The Sound and Light show at Abu Simbel will take you on a journey through history, settling at the time of the Pharaohs. With enchanting melodious music, we will bring the ancient world back to life. The show includes projections, showing how they looked originally. The show is presented in different languages, with the provision of earpieces. This extraordinary experience can’t be missed, ensuring memories of a lifetime.
Aside from the pyramids of Giza, the magnificent temple at Abu Simbel is perhaps the most recognized symbol of ancient Egypt. It aroused your curiosity, leaving you in a maze of questions. How did the ancient Egyptians manage to carve these humongous statues and temples out of the deep rock of the mountainside? Why did one Pharaoh build numerous monuments to himself? And, and why did he build many of them so far away from his capital?
Abu Simbel was located 280 km from Aswan on the West bank of the Nile in what was once called Nubia. The site was commissioned by Ramses the Second, also known as Ramses the Great, during the 5th year of his long reign, and it was not completed until his 35th year as Pharaoh. It is the largest and most beautiful of the many monuments Ramses the Great erected throughout Egypt to proclaim his power. The massive façade, cut into the mountainside, features four statues of Ramses himself, each 20 meters high. Smaller statues of the royal family stand between the four largest statues. These include Ramses’ mother, his wife Nefertari, and their sons and daughters.

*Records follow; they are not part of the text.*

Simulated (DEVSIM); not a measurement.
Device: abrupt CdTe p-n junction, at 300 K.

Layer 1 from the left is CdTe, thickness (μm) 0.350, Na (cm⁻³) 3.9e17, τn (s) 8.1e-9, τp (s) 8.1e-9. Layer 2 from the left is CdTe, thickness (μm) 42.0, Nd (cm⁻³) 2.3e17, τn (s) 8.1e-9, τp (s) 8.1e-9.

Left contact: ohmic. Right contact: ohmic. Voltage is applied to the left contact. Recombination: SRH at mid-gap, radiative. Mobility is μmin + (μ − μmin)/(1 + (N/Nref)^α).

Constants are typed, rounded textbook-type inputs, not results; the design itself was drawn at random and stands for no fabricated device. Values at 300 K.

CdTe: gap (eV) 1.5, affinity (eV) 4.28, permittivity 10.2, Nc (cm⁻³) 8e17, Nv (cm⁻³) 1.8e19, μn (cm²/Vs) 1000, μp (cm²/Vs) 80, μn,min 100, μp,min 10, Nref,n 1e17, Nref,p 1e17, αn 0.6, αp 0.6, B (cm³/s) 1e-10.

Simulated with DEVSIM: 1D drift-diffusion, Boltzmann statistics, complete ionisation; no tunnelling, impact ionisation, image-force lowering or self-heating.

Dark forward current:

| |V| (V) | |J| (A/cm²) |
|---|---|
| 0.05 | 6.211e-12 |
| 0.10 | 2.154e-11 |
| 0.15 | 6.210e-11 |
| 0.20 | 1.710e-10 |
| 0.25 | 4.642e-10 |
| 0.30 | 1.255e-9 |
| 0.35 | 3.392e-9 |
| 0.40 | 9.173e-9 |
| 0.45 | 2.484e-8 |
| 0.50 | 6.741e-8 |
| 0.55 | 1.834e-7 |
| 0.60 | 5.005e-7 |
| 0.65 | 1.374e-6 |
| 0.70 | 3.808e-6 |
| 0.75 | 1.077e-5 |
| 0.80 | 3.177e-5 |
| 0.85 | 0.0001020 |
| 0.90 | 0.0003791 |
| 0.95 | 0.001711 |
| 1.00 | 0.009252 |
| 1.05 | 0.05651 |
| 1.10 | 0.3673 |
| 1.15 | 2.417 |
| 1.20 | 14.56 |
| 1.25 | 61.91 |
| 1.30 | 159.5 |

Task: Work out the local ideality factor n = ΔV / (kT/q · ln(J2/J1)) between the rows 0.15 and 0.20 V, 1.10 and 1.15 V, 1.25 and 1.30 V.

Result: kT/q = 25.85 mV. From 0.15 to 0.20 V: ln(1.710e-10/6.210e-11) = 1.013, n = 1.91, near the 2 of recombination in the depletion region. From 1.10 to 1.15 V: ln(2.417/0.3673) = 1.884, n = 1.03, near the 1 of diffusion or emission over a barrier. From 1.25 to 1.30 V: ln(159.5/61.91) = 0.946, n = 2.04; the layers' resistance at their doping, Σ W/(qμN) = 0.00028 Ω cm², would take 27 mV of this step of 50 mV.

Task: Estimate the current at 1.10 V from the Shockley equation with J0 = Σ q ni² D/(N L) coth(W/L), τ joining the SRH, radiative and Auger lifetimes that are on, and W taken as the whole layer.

Another notable monument located outside near the statues, the Marriage Stela, commemorates the marriage between Ramses’ daughter and the King of the Hittites. Ramesses II has built a temple, carved in the mountain, for Nefertari, the beloved of Mu, for whose sake the sun shines.
Within the temple, eight large statues depict Ramses as the god Osiris, supporting the hefty ceiling. At first, visitors will pass through vast halls, containing rooms for the different rituals. Then, they will arrive at the most famous part of Abu Simbel Temple; a sanctuary room with a small altar and four statues of Ramses as different gods. The temple was designed so precisely that two days each year, in October and February, the morning sunbeam, with its glorious rays falls directly into the small sanctuary room, illuminating the four statues. On the southern side of the main temple, there is a smaller temple dedicated to Ramses wife Nefertari and the goddess Hathor.
With the announcement of the plan to build the High Dam at Aswan, Abu Simbel was threatened to become an underwater sanctuary. Images of the gigantic statues appeared on the front pages of newspapers around the globe. Nobody wanted to see the statues sink beneath the rising Nile waters. The salvage of Abu Simbel began in 1963 in a project between Egypt and UNESCO. At a cost of nearly $36 million, the statues and temples were moved to a higher plateau, where they welcome the rising sun each morning.
Like other sites in Egypt, Abu Simbel survived all the harsh conditions, becoming one of the most preserved monuments. When the Greeks visited the site in the 6th century BC, mounds of sand had grown so high that the knees of Ramses statues were covered. When the Victorian traveler, Amelia Edward visited Abu Simbel in 1873, the site was so captivating that it left her breathless. She said: “it was wonderful to wake every morning close under the steep bank, and without lifting one's head from the pillow, to see that row of giant faces so close against the sky. They showed unearthly enough by moonlight, but no half so unearthly as in the grey of dawn. At that hour, the most solemn of the twenty-four, they wore a fixed and fatal look that was little less than appalling. As the sky warmed, this awful look was succeeded by a flush that mounted and deepened like the rising flush of life. For a moment they seemed to glow – to smile – to be transfigured. Then came a flash, as of thought itself. It was the first instantaneous flash of the risen sun. It lasted less than a second. It was gone almost before one could say that it was there. The next moment, mountain, river, and sky, were distinct in the steady light of day; and the colossi - mere colossi now - sat serene and stony in the open sunshine. Every morning I waked in time to witness that daily miracle.”